Value, Chroma & Contrast: The Three Dimensions of Color

8 min read

When most people think of color analysis, they think of undertone — warm versus cool. And while undertone is the foundation, it's not the whole story. The 12-season system adds three more dimensions that refine your undertone into a specific season: value, chroma, and contrast. Together with undertone, these four qualities form the complete picture of your personal coloring and determine which of the 12 seasons fits you best.

Value: Your Lightness or Depth

Value refers to how light or dark your overall coloring is. Imagine a black-and-white photograph of yourself — how light or dark would you appear? People with light value tend to have fair skin, light hair, and light eyes. People with deep value tend to have richer skin tones, dark hair, and dark eyes. Value matters because it determines the lightness or darkness of the colors you should wear. A Light Spring person looks best in pastels and light, airy colors that echo their own lightness. A Deep Winter person looks best in rich, deep colors that match their intensity. Wearing colors that are significantly lighter or darker than your natural value can create a disconnect — the clothes "wear you" instead of complementing you.

Value is independent of undertone. You can be Light + Warm (Light Spring), Light + Cool (Light Summer), Deep + Warm (Deep Autumn), or Deep + Cool (Deep Winter).
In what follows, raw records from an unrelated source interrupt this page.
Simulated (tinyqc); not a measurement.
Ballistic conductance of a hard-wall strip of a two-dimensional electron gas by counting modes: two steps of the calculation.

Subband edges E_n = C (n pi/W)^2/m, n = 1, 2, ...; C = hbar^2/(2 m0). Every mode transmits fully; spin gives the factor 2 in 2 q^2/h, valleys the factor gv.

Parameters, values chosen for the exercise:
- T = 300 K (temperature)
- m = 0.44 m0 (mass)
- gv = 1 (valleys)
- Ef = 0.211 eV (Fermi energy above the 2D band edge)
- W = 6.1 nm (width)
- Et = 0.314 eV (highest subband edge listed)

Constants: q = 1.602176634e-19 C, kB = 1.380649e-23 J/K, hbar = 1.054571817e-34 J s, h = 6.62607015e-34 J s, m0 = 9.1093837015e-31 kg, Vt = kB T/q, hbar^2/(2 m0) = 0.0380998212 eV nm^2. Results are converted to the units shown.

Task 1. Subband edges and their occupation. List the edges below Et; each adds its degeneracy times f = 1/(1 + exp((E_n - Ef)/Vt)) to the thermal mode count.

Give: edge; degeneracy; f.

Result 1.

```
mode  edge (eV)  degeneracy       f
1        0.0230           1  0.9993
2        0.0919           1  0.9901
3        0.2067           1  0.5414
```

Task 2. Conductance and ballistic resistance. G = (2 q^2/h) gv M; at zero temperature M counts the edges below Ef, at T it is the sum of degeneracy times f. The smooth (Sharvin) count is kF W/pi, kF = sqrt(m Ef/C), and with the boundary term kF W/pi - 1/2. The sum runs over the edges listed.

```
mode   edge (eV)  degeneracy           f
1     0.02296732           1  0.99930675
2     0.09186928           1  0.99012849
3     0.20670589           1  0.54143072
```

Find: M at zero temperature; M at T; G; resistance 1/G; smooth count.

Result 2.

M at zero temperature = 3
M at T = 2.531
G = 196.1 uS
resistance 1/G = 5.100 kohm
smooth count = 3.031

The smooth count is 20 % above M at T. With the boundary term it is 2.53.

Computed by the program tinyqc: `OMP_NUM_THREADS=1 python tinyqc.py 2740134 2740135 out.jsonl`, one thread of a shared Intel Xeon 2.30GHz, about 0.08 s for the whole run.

Value scale: from the lightest coloring (Light Spring/Summer) to the deepest (Deep Autumn/Winter)

Value scale: from the lightest coloring (Light Spring/Summer) to the deepest (Deep Autumn/Winter)

Chroma: Your Saturation Level

Chroma (also called saturation) describes how vivid or muted your natural coloring is. High chroma means your features are clear, vivid, and saturated — think bright eyes, rich hair color, and skin that looks "alive." Low chroma means your features are softer, more blended, and slightly greyed — think of coloring that looks gentle and harmonious rather than striking. This dimension separates the "bright" seasons from the "soft" seasons. A Bright Winter can wear electric blue and hot pink; those same colors would overwhelm a Soft Summer, who looks better in dusty blue and muted rose. To find your chroma, consider: do bold, vivid colors energize your face, or do they overpower you? Do muted, toned-down colors look sophisticated on you, or do they make you look washed out?

Contrast: The Range Between Your Features

Contrast refers to the degree of difference between the lightest and darkest parts of your natural coloring — typically skin, hair, and eyes. High contrast means there's a dramatic difference: think Snow White with her pale skin and jet-black hair. Low contrast means your features are similar in depth: think of someone with medium-toned skin, medium brown hair, and hazel eyes where everything "blends." Medium contrast falls in between. Contrast affects how you combine colors in your outfits. High-contrast individuals look best when their outfits also have high contrast — a bright white top with dark navy bottoms, for example. Low-contrast individuals look best in tonal outfits where the colors are closer in value — an outfit in various shades of sage and cream, for instance.
Contrast levels: low (tonal, blended features), medium, and high (dramatic difference between features)

Contrast levels: low (tonal, blended features), medium, and high (dramatic difference between features)

How These Dimensions Map to the 12 Seasons

Each of the 12 seasons is defined by its unique combination of undertone plus a dominant secondary characteristic:

Undertone + lightness → Light Spring (warm) or Light Summer (cool)
Undertone + warmth/coolness → Warm Spring, Warm Autumn (warm) or Cool Summer, Cool Winter (cool)
Undertone + brightness → Bright Spring (warm) or Bright Winter (cool)
Undertone + softness → Soft Summer (cool) or Soft Autumn (warm)
Undertone + depth → Deep Autumn (warm) or Deep Winter (cool)

The "dominant characteristic" is the quality that stands out most in your coloring. If someone looks at you and first notices how light your coloring is, lightness is your dominant characteristic. If they notice vivid, bright features first, brightness is dominant. This dominant quality is what places you in your specific sub-season.

Professional analysts determine your dominant characteristic first, then confirm undertone second. This two-step process is more accurate than trying to determine undertone alone.

Putting the Dimensions Together

Understanding these three dimensions — along with undertone — gives you a complete picture of why certain colors work for you. It's not just that you're "warm" or "cool." You're warm + light + clear (Bright Spring) or cool + deep + bright (Deep Winter). This precision is what makes the 12-season system so much more useful than the original four-season approach. When you shop or get dressed, you're not just choosing warm vs. cool colors — you're choosing colors that match your specific depth, saturation, and contrast level. That's why two warm-toned people can look very different in the same warm color: one might need it lighter, the other deeper; one might need it brighter, the other more muted.

References

  1. Munsell, Albert H. (1905). A Color Notation. Munsell Color Company.
  2. Kalisz, Kathryn (2003). Sci\ART Personal Color Analysis Training Manual. Sci\ART Consulting.
  3. Feisner, Edith Anderson (2006). Colour: How to Use Colour in Art and Design. Laurence King Publishing.
  4. Itten, Johannes (1961). The Art of Color. John Wiley & Sons.